20/03/2023 - On the 8th of March the British government published a press release stating that British businesses will save billions under the new Data Protection and Digital Information Bill (“the bill”) proposed to reform the UK GDPR.
The changes in the bill are intended to unleash more scientific research, increase public and business confidence in AI technologies, support international data sharing, and reduce unnecessary paperwork. This raises the question: did the UK establish a new and improved version of the GDPR?
In this blog, I will focus on changes intended to reduce unnecessary paperwork. I will discuss two main changes mentioned in the bill, their implications on the principles contained in the GDPR and what it means for the future of the UK adequacy decision.
The following two changes are likely to have the biggest effect on reducing unnecessary paperwork:
1. Legitimate interest
A list with predetermined accepted legitimate interests is added to the UK GDPR. This means organizations no longer have to balance their own interests against the interests of the data subject if they want to rely on a specific legitimate interest included in this list. At the moment, the list is focused on public interest, but changes may be made by the British government at a later date. Examples of accepted legitimate interests are detecting, investigating or preventing crime, and responding to emergencies.
2. Record of processing activities
The requirement to keep a record of processing activities will be limited to organizations that process personal data that likely result in high risk. Thus, all organizations that do not conduct any form of high-risk processing of personal data are going to be fully exempted from the obligation to create a record of processing activities.

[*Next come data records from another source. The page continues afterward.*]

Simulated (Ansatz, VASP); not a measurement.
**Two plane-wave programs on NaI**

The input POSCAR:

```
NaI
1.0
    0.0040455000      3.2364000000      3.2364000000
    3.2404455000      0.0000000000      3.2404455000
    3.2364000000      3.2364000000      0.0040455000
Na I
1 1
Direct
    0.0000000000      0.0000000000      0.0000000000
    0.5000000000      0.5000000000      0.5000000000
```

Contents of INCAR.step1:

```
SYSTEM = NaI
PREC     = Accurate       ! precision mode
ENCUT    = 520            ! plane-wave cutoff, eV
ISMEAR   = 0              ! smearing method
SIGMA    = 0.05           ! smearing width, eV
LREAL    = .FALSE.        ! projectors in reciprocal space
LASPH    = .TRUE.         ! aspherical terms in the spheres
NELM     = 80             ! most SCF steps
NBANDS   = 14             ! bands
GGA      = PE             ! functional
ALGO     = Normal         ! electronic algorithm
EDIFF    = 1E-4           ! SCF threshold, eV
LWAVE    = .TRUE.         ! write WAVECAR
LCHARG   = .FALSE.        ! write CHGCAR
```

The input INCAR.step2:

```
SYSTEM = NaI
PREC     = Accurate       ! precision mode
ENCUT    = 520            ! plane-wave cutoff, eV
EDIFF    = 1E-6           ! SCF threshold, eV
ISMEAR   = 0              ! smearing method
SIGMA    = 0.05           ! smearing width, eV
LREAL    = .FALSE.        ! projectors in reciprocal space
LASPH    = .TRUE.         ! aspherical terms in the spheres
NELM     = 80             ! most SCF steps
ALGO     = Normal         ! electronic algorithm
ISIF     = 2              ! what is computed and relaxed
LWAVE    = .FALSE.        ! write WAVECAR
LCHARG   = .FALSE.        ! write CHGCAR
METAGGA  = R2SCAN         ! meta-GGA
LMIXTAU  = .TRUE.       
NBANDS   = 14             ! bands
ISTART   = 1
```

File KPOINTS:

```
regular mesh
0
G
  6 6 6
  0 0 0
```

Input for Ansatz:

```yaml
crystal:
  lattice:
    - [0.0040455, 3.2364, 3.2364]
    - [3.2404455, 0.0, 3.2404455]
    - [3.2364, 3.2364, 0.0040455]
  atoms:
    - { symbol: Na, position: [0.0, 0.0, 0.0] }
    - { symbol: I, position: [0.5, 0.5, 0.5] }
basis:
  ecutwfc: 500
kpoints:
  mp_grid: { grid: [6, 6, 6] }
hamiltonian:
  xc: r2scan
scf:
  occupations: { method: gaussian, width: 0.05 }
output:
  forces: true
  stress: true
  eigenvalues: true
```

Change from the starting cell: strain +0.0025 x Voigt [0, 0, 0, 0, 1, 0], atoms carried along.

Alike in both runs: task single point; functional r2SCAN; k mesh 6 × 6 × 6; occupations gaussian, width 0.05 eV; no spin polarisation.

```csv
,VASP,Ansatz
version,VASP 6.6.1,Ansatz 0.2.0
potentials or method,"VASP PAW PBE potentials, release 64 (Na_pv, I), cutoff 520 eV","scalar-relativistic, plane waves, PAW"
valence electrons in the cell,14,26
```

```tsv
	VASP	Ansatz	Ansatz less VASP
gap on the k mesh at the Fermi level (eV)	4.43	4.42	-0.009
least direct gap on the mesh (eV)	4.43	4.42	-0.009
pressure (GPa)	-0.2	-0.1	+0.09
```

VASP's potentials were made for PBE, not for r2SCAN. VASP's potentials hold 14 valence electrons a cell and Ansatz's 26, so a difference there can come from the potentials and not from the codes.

Although the headlines published by the British government indicate that these changes will reduce unnecessary paperwork, there is a downside.
Both the requirement to conduct a Legitimate Interest Assessment (LIA) and the requirement to create a record of processing activities (ROPA) derive from the main principles of the GDPR. The ROPA – in addition to being a specific obligation under the GDPR - is also widely seen as the foundation of GDPR compliance in general.
It is common practice to include more information in a ROPA than legally required by article 30 of the GDPR. Not only does this help organizations comply with other requirements of the GDPR, but it also enables organizations to demonstrate such compliance. The importance of the ROPA raises questions on the approach of the UK. Is it even possible for the organizations to comply with the (UK)GDPR without a ROPA? And how will organizations demonstrate compliance with, for example, the principle of purpose limitation if they do not have a clear overview of their processing activities?
The list of accepted legitimate interests also raises questions. The listed interests - such as preventing crime - are good examples of processing purposes for which the legitimate interest can be used. However, processing personal data for purposes described in the bill can take many forms. Balancing the interests of the organization against the interests of the data subjects as part of the three-step test that organizations have to perform if they want to rely on legitimate interest as a legal basis under the GDPR, allows organizations not only to demonstrate compliance but also to think about ways to incorporate the main principles of the GDPR into their processing activities, such as data minimisation. The list could lead to organizations blindly relying on the pre-determined interests without feeling the need to perform a balancing test in order to demonstrate compliance with other requirements under the (UK)GDPR.
In conclusion, the proposed changes to the UK GDPR test data protection standards at its foundation and represents the UK GDPR drifting further away from the position of its ancestor in Europe.
Since Brexit, the UK government has viewed the GDPR more and more as a legal burden inherited by the EU. The changes made to the UK GDPR have already sparked debate on the direction of the future UK data protection legal landscape. Although the UK will likely want to keep their adequacy decisions to guarantee unrestricted personal data transfers, it is yet to be seen how far the UK can drift from the GDPR without the European Commission or court invalidating the adequacy decision, forcing organizations to rely on other transfer mechanisms, such as the EU Standard Contractual Clauses.